Replicator dynamics would lead us to 2-2. So now if you want you say what's our

model of people, you say, 'We have two different models. One model's rational

actors, Rational actors are g oing to choose 2-2. Another model is people use

this simple rule; this learning rule called [inaudible] dynamics. And if we use

this learning rule called [inaudible] dynamics and unless we start out with a

whole bunch of hours, we're probably also going to end up With everybody shaking. So

that's great, it gives us another motivation for sort of, figuring out why

we're going to get the outcomes we're going to get. Well now we can ask the

question though, does repetitive dynamics always give us the same thing that we get

if we thought about sort of, super smart people playing the game. Well, let's see.

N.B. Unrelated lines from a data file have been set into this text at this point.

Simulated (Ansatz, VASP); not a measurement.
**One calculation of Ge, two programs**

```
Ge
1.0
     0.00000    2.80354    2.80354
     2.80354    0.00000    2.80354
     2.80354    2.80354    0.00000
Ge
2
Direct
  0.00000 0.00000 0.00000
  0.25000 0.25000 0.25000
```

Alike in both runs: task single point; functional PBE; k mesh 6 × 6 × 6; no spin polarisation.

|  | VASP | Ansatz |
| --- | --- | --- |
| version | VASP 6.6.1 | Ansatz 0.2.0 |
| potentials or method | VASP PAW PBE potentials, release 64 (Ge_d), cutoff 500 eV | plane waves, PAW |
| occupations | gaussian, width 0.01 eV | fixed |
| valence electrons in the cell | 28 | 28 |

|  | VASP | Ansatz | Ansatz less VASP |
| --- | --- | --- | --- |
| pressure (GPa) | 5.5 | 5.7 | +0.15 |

Here's another game and this is called the SUV/Compact game. So here's [laugh] how it

works. You can either drive an SUV or drive a compact car. If you drive an SUV,

your payoff is just gonna be two. Because you just drive your SUV, listen to the

radio, it doesn't matter. If you drive a compact car, and you run into someone

who's driving an SUV, your payoff is gonna be zero. And I don't mean physically run

in, but I mean if you're just driving [inaudible] and you see one, somebody else

has an SUV, there's two things going on. One is, you probably can't see around the

SUV, so that's bad. And also, you're gonna feel a little bit unsafe, so that's also

bad. But, if you're driving a compact car, and the other person is driving a compact

car, your path is gonna be three, cause you're both getting better gas mileage,

you can see around the other car, you feel safe, everybody wins. So if you're

thinking about rational people playing this game, you think, okay, what would you

want to do, you might think well look, three three's got the higher payoff, and

it's an equilibrium because if we're both driving compacts, then we have no reason

to switch. You'd think, that's what you get. Well let's hear what we get from

replicator dynamics. So let's start out with again, half the people driving SUVs

and half the people driving contracts, compacts. Let's figure out the way. On

SUVs. Well, half the people are playing, are driving SU Vs. And your payoff if

you're driving an SUV regardless of who you meet is two. So, the weight on SUVs is

just gonna be one. What about the weight on compacts? Half the people drive

compacts. Now, what's their payoff? If you're driving a compact half the time you

meet someone with an SUV. So that gives you a payoff of zero. And half the time

you meet someone driving a compact and that give you, so half the time you're

gonna get a payoff of three. So that means your total payoff is gonna be three

fourths. So the weight on SUV's is one, The weight on compacts is three fourths.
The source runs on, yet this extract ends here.